By: Bill Bregar
November 30, 2012
Industrial equipment, including plastics machinery, was on the ropes during the Great Recession. But plastics equipment now has enjoyed three straight solid years. For the latest, see the stories in this week’s Machinery Outlook package. It’s upbeat reading, but ...
The “but” in the immediate future is whether Congress and President Obama can come up with a deal to avoid the so-called fiscal cliff, a combination of tax increases and spending cuts. It’s certainly hard to have much faith in Washington, after one of the most rancorous presidential elections in recent history.
America’s plastics plants continue to invest in equipment. But nearly across the board — in injection molding presses, blow molders and extruders — plastics machinery executives told Plastics News machinery-beat senior reporter Bill Bregar that sales seemed to slow down in the fall.
That clearly shows that, when it comes to discussions about the economy, the turmoil in Washington has moved front and center.
Bill Wood, a plastics industry economist, points out that U.S. companies are forced to create a Plan A and a Plan B, in case the United States does fall off the cliff.
“Not only is that a huge waste of time, creating a contingency plan — it’s a huge mood dampener,” Wood said.
The Wall Street Journal recently ran a story with this headline: “Investment Falls Off a Cliff.” The subhead spells it out: “U.S. Companies Cut Spending Plans Amid Fiscal and Economic Uncertainty.” The Journal reports that half of the 40 largest U.S. publicly traded companies have announced plans to cut capital investment. “Nationwide, business investment in equipment and software — a measure of economic vitality in the corporate sector — stalled in the third quarter for the first time since early 2009,” the newspaper said.
The plastics industry, and U.S. manufacturing as a whole, has put 2009 in the rearview mirror. Consumers are feeling good. Thanksgiving weekend sales jumped 13 percent. Business leaders are more cautious, watching the slowdown in Europe and China — and the fiscal cliff.
But Wood points out that if the U.S. can avoid the fiscal cliff, companies could turn on the capital spending taps.

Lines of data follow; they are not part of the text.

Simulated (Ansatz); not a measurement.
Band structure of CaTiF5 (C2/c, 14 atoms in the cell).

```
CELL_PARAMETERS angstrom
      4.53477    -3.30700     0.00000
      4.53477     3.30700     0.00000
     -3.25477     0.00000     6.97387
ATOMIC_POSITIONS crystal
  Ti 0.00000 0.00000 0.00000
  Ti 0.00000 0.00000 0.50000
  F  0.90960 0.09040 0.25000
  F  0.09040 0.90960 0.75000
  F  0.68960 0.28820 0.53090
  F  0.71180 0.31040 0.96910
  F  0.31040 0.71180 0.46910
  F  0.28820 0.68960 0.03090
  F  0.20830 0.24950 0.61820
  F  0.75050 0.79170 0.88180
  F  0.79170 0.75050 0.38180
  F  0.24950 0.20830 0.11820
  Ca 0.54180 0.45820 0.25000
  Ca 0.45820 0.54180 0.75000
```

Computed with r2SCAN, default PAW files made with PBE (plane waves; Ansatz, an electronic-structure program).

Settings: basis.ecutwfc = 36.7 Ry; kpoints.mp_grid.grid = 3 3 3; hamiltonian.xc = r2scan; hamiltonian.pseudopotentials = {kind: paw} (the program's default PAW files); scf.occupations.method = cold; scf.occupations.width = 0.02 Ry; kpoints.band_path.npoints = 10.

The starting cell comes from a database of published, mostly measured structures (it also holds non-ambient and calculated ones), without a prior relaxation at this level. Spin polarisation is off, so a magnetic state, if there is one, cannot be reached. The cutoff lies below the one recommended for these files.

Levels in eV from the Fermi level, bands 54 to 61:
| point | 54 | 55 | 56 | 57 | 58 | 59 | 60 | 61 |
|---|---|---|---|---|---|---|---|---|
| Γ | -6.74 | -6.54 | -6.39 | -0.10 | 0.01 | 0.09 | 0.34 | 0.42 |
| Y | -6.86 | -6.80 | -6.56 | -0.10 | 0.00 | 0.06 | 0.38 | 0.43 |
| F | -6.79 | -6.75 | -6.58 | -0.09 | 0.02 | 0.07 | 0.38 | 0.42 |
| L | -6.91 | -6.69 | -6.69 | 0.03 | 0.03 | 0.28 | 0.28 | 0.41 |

“There would be a release. There’s pent-up frustration, but that will turn into pent-up optimism. It’s going to be ‘Ding Dong! The Witch is Dead.’ Projects will be released,” said Wood, who runs Mountaintop Economics and Research in Greenfield, Mass.
Actually, Wood said he is more optimistic than he was a year ago. And the long-awaited home-construction recovery is the reason. We’ve got strong car and truck sales, declining unemployment and renewed consumer confidence. (And no more campaign ads!)
Home sales and new construction have been the final big blocks on the long road back to an economic recovery.
Construction is a key to a strong U.S. economy. “When times are good in the construction trades, times are good in everything,” Wood said. “Construction is going to drive automotive, appliances, electronics — all kinds of consumer durables. Once construction gets going again, we’re going to find the tailwinds are blowing.”
But first, Dorothy’s house has to crush the Wicked Witch of the West.